Historical Thinking

History, properly developed for children in the early years of schooling, can open important opportunities to analyze and develop appreciation for all these spheres of human activity and of the interactions among them. To do so requires that children be engaged in activequestioning and learning, and not merely in the passive absorption of facts, names, and dates. Real historical understanding requires that students engage in historical reasoning; listen to and read historical stories, narratives, and literature with meaning; think through cause-effect relationships; interview “old-timers” in their communities; analyze documents, photos, historical newspapers, and the records of the past available in local museums and historical sites; and construct time lines and historical narratives of their own. Essential to developing historical insights and lasting learning, these skills are also the processes of active learning.

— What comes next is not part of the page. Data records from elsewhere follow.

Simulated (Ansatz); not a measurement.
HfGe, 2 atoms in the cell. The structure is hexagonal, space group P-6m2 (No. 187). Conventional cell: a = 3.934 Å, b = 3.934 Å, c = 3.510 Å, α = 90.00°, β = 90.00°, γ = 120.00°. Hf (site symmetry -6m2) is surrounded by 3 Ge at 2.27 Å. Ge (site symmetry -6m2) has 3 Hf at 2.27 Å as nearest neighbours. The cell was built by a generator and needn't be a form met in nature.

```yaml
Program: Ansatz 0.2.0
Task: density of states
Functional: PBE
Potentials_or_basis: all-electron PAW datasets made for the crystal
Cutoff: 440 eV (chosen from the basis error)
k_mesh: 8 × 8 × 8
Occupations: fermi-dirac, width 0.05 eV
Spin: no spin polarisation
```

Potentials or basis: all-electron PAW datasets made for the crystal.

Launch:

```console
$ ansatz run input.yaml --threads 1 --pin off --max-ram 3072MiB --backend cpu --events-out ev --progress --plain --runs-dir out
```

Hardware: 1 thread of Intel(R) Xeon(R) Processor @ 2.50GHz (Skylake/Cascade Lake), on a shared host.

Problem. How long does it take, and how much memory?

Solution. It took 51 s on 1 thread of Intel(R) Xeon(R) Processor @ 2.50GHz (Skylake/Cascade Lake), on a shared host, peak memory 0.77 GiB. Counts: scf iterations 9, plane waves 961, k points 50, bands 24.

Tailored to the capabilities of young students, these activities are capable of developing skills in the following five types of historical thinking:

  • Chronological thinking, developing a beginning sense of historical time-past, present, and future-in order to identify the temporal sequence in which events occurred, measure calendar time, interpret and create time lines, and explain patterns of historical continuity and change.
  • Historical comprehension, including the ability to listen to and read historical stories and narratives with understanding, to identify the basic elements of the narrative or story structure (the characters, situation, sequence of events, their causes, and their outcome); and to develop the ability to describe the past through the eyes and experiences of those who were there, as revealed through their literature, art, artifacts, and other records of their time.
  • Historical analysis and interpretation, including the ability to compare and contrast different experiences, beliefs, motives, traditions, hopes, and fears of people from various groups and backgrounds, and at various times in the past and present; to analyze how these differing motives, interests, beliefs, hopes, and fears influenced people’s behaviors; to compare the different perspectives included in different stories about historical people and events; to compare historical fiction and documentary sources about a particular era or event; and to analyze the historical accuracy of fictional accounts.
  • Historical research capabilities, including the ability to formulate historical questions from encounters with historical documents, artifacts, photos, visits to historical sites, and eyewitness accounts; to acquire information concerning the historical time and place where the artifact, document, or other record was created; and to construct a historical narrative or story concerning it.
  • Historical issues-analysis and decision-making, including the ability to identify problems that people confronted in historical literature, the local community, and the state; to analyze the various interests and points of view of people caught up in these situations; to evaluate alternative proposals for dealing with the problem(s); and to analyze whether the decisions reached or the actions taken were good ones and why.